The first Halo I ever finished was 2009’s real-time strategy affair Halo Wars. That has to be something you don’t often hear. Most players’ first brush with a series as monstrous as this is undoubtedly some core Halo spectacle viewed from behind the muzzle of an assault rifle, not highlighting a convoy of units in eagle eye as a stand-in, custodial god of war. It feels like a fitting way to measure my unusual relationship with Master Chief, the UNSC, Covenant and everything else that Halo is, so we’ll go with it.

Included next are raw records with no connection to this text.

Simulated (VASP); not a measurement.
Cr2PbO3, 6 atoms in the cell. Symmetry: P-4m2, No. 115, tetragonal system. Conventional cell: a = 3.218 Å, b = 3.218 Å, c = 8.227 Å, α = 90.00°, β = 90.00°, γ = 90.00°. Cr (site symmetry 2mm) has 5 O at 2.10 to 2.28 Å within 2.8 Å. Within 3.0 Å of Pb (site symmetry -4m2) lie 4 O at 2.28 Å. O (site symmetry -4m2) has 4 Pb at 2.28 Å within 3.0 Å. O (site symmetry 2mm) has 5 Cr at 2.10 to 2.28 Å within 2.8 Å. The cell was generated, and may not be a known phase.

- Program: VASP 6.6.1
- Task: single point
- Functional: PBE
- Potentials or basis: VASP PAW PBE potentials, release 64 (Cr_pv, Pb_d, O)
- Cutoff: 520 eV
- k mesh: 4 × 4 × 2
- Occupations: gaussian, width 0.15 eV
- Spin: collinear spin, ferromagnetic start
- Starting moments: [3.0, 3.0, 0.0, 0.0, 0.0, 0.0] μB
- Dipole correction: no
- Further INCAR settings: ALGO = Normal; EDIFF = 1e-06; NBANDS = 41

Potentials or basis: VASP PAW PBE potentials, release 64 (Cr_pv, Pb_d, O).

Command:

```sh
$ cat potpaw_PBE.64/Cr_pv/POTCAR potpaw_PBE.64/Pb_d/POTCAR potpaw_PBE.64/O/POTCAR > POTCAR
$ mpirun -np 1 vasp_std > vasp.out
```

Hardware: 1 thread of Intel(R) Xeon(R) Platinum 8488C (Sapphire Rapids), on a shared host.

Somewhat ironically, Halo began from a strategic position, rather than being mapped from the outset as a shooter. The project evolved spiritually as a kind of outcropping from the clotted battlefields of Bungie’s 1997 tactical game Myth, trading a Braveheart aesthetic for more of a Starship Troopers vibe, and then rendering everything in anthill 3D. Even as a primitive vehicular prototype, emphasizing the physicality of the terrain, there wasn’t really anything that looked quite like it.
Its rise would be inevitable. In my early teens, a friend once showed me a few screens of some rudimentary marines riding a now-iconic buggy over a sweeping plain, talking about how this, not yet outside of Mac exclusivity, was going to be the next big thing. At least, that’s how I remember it.